Managing your money: All you need to know about payday loans

by Ryan Yates on July 2, 2014

coinsTaking an in depth look into the media hype around payday loans

Pay day loans have been receiving some particularly bad press in recent weeks, with the latest damning article published by The Telegraph suggesting that many short term loan borrowers are being overcharged to the tune of £45 million.

 

How do Pay Day loans work?

Pay Day loans are designed to be fast access to amounts of up to £1000 for a matter of days up to a month maximum, however as warned by moneysavingsexpert.com, borrowers frequently get caught up in late payment fees that start the downward spiral into unmanageable debt.

 

Some of the familiar players

Many of us have seen adverts on TV for payday loans. Take for example the older animated characters that advertise the wonga.com website for payday loans. They have become iconic figures on their TV ads. Many critics have slammed such well marketed companies for their high interest rates and the way they do business. However, companies such as this offer solutions to educated people that can make savvy financial decisions and of course- can actually pay off the loan on time. It is not for vulnerable people who are poorly educated and can’t make a proper decision with regards to their finance.

 

Getting people educated

Education is essential to the prevention of debt, and a recent article published by The Guardian suggests that better financial sense could and should be taught in schools up and down the country to prepare our children for life in the real world where careful money management is a necessity.

 

Are there any alternatives?

The higher cost of payday loans from lenders can deter those for whom money is particularly tight, and therefore they may choose to consider taking out a larger loan that has a better interest rate. Moneysupermarket.com compares the rates of hundreds of lenders for larger amounts, as banks and other lenders can offer far more attractive rates when you borrow in excess of £1000 over a period of 1 year or more. However it is often the case that borrowers aren’t looking to be tied in to a lengthy repayment contract and prefer the convenience of a more short term solution, and other options include taking out a credit card or using an agreed overdraft to bridge the gap temporarily until income arrives.

 

Time to get money smart

It is fair to say that most reputable payday loan companies make no secret of the interest charges and late payment fees applicable to each borrower, therefore it begs the question who is really to blame for the debt that people accrue? Surely the borrower themselves knows their personal financial situation better than anyone and so should be able to make an informed decision as to whether they can actually afford the loan repayments prior to agreeing a loan in the first place.

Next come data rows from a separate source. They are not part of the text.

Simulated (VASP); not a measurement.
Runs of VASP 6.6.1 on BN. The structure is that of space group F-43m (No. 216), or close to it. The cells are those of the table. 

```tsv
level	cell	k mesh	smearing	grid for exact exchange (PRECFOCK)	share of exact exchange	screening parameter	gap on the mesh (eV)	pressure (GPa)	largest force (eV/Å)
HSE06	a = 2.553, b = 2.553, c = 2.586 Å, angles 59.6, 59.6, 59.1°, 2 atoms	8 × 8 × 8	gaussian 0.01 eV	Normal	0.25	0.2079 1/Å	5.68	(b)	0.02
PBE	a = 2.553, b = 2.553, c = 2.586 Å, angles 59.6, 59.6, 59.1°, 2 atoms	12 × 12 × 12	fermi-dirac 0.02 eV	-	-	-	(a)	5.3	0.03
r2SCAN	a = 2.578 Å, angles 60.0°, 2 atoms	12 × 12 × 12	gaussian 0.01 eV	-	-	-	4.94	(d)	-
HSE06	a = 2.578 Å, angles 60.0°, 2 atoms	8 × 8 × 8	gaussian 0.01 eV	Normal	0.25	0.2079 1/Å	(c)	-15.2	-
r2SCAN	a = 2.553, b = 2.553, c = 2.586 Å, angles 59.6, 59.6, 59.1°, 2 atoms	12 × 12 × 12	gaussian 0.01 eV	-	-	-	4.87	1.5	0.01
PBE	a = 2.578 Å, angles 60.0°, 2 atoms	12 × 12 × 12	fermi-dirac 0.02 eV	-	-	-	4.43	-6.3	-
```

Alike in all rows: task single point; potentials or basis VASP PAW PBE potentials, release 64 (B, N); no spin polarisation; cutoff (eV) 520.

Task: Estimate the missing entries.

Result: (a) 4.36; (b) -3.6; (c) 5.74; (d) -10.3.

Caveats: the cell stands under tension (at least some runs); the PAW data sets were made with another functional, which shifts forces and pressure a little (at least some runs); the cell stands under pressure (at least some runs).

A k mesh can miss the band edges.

There are several fantastic charities available to assist local authorities, schools and councils with how to deliver a successful budgeting course or enable them to correctly signpost children and families on where they can find this information for themselves.

Pay day loans are indeed a high interest method of accessing small amounts of money instantly to be repaid within the month, and it is made clear from the outset that they are not intended for regular or prolonged use. The majority of borrowers using the payday loan facilities need to bridge a funding gap due to an emergency or unforeseen circumstance requiring a considerable sum of money that they just do not have access to, however the sensational Telegraph title is unfair to the millions of satisfied payday loan customers who have repaid their loans on time and so avoided excessive charges or late repayment fees.

 

Recession led rise in payday loan popularity

In recent years Britain has faced extreme economic challenges that have resulted in the need for more and more people to access short term loan facilities to make ends meet. With thousands of people across the UK have been made redundant or laid off, the demand for finance to cover every day bills such as rent, mortgage and utility bills has reached an all-time high and shows no signs of slowing down anytime soon.

All in all, it has to be said that any loan agreement whether it is for £100 or 10,000 presents very real risks to the borrower if the amount borrowed exceeds their personal funds or ability to repay within the agreed time frame. However we need to stop shifting the blame on to others in our scapegoat society and take responsibility for our own lives, our own decision and our own financial behaviour. If we cannot repay the payday loan before the end of the week then we should not be taking the loan out in the first place.

 

Author Bio

This writer is likes to write about upcoming and pressing financial issues and challenging the media hype around a topic.

 

{ 1 comment… read it below or add one }

Ashley July 5, 2014 at 12:38 pm

Payday loans are the absolute worst! I was introduced to them by my mom and it got so bad that I had 6 or 7 loans out at the same time. I decided to get out of the cycle and made a plan and stuck with it. It was pretty rough, but I haven’t been to a payday loan center in years.